A few years before he died, Sir Colin Davis came to Cambridge to receive an Honorary Degree. In conversation with my colleague Sir Stephen Cleobury at King’s College, Stephen mentioned that our daily routines include 8 a.m. Chorister rehearsals. Sir Colin was astonished and asked: 'Why on earth don’t you get an assistant to direct those?' In fact, you couldn’t possibly do that without losing the essence of the Choir. The early morning rehearsals are where one creates and nurtures the sound and character of the Choir; every year is a subtly different vintage of wine, in a way that doesn’t happen to the same extent with orchestras.
For Byrd’s Ne irascaris, Domine I kept in mind the thought of it being sung secretly behind closed doors, at a time when Catholics were being persecuted; this is deeply personal, intimate music. The Israelites’ sorrow at their exile from Jerusalem mirrored the recusant Byrd’s desolation at the lack of Catholicism in England. Whilst singing the motet I asked the Choristers to imagine they were in Central Park just after 9/11, mourning the loss of friends and colleagues who had died; I am fortunate to have Choristers with such mature artistry and musical empathy.

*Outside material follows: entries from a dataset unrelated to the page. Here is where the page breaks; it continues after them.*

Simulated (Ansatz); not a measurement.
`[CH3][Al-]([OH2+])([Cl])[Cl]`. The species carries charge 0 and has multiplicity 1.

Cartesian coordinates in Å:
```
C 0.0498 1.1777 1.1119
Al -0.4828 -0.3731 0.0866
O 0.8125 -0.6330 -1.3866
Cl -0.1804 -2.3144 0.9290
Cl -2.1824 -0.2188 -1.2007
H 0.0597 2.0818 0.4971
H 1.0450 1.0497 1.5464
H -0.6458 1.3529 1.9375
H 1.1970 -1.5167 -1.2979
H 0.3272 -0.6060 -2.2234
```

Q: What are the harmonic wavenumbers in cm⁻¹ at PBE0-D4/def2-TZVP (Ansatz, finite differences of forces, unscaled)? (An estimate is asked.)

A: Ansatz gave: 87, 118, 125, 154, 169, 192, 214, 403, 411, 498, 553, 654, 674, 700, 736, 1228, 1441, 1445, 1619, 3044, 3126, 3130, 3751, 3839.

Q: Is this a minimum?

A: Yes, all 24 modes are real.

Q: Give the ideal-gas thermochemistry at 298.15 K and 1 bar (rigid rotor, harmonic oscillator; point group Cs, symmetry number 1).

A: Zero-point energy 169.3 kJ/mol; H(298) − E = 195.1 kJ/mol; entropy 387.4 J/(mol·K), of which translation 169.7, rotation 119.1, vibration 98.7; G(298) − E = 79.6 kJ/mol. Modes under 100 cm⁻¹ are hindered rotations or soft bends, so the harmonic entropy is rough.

We used different parts of the College Chapel for the service; the sanctuary for Miserere mei, Deus, to create a sense of space and distance from the congregation; the choir stalls for Weelkes’s Short Service, so as to facilitate antiphonal effects; the sanctuary again for the Byrd motet Ne irascaris, Domine—this time striving for a sense of intimacy on the radio, engendered by a reduced number of singers standing close to one another. In this recording we are not seeking to be compared against studio and concert performances by mixed-voice professional choirs. Rather we are wanting to present a snapshot of an honest, reverential service—a real act of liturgy using the beautiful Book of Common Prayer, as we do each day. Ian Bostridge has written of 'the unrepeatability and ineffability of the singular live performance'. This is something I feel particularly strongly in a vocal ensemble where around a third of the membership changes every year.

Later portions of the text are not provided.